Background
I was told in chat that some sites don't / might not see self-answers in a positive light, which I found surprising, having read the (fairly old) "It’s OK to Ask and Answer Your Own Questions" blog post, which is linked-to directly in the Ask Question UI, and the "Can I answer my own questions, even if I knew the answer before asking?" FAQ post here on MSE. It made me wonder- Is it truly the case that some network sites don't receive self-answers and self-answered-questions well? And if so, why?
"Research"
One (completely baseless!) theory I thought of to possibly explain this (if it really exists) is that experts like challenging questions, and maybe they dislike finding a question with self-answers they find satisfactory because it doesn't present a challenge to them / tickle their expertise bone. I strongly suspect that this theory is wrong, but it was the first thing that popped into my mind, so I thought it to be worth stating so that it can either be constructively disproved or confirmed.
Question
Is it true for any specific network sites that there is a general stigma among the site regulars (particularly answerers- i.e. the experts) against self-answers? (disapproval of / "discrimination" against. For example, disapproval that materializes as downvotes) Or do any specific network sites have different, specific etiquette/guidelines for self-answering? If so, for those sites, why?
Purpose
I'm asking this because I want to participate on the network with good etiquette and to be forewarned-about / mentally-prepared-for running up against any stigma against self-answers.

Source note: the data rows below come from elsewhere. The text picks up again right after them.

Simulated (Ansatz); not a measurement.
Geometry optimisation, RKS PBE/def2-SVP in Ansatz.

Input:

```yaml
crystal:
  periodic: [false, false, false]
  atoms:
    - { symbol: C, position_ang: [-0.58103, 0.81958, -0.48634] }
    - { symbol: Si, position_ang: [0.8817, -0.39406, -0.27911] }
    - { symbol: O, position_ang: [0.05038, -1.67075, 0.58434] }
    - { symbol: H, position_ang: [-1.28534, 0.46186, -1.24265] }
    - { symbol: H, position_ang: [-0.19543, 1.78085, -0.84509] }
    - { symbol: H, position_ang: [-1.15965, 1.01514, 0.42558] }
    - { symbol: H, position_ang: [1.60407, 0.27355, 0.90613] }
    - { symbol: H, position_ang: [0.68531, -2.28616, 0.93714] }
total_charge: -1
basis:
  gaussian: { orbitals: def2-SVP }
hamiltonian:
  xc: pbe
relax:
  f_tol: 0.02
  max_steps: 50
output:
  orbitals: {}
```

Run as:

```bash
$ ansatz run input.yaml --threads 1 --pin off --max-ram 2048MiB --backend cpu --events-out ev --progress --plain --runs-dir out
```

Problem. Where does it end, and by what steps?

Finer Details of the Question
I'm not talking about self-answers where the question or the self-answer have issues that violate official Stack Exchange-wide or widely-accepted-on-site-specific-meta community guidelines. I'm talking about stigma particularly and only against the fact of the Q&A being a self-answered one: Questions that stand alone as well-formed, on-topic, not-too-localized, good-fit-for-SE questions, and self-answers that stand alone as well-formed, complete, useful answers. This question is not a duplicate of "What are limitations on self-answered questions?" or the similar post on MSO: "What are the limits for self-answers? When are they (not) acceptable?"
I'm not talking about self-answers to questions where the answer to the question could be found outside the SE network in a short time (for example, 5 minutes) by googling the title. I don't think a large volume of such Q&A posts would really serve the goal to make the internet a better place.
[puzzling.se] and [codereview.se] are out of scope for this question, since puzzling has a loose "protocol" / etiquette for self-answering, and so does codereview, and both are quite different beasts than the other more conventional knowledge-sharing network sites.
I have tried to pose this question following the guidelines for asking constructive subjective questions. Prefer sharing experiences rather than opinions. Back up any opinions with facts and references. Keep in mind the purpose for which this question is asked. If you know that any network sites that have specific etiquette/protocols for self-answering like [puzzling.se], please link to them and summarize their rationale.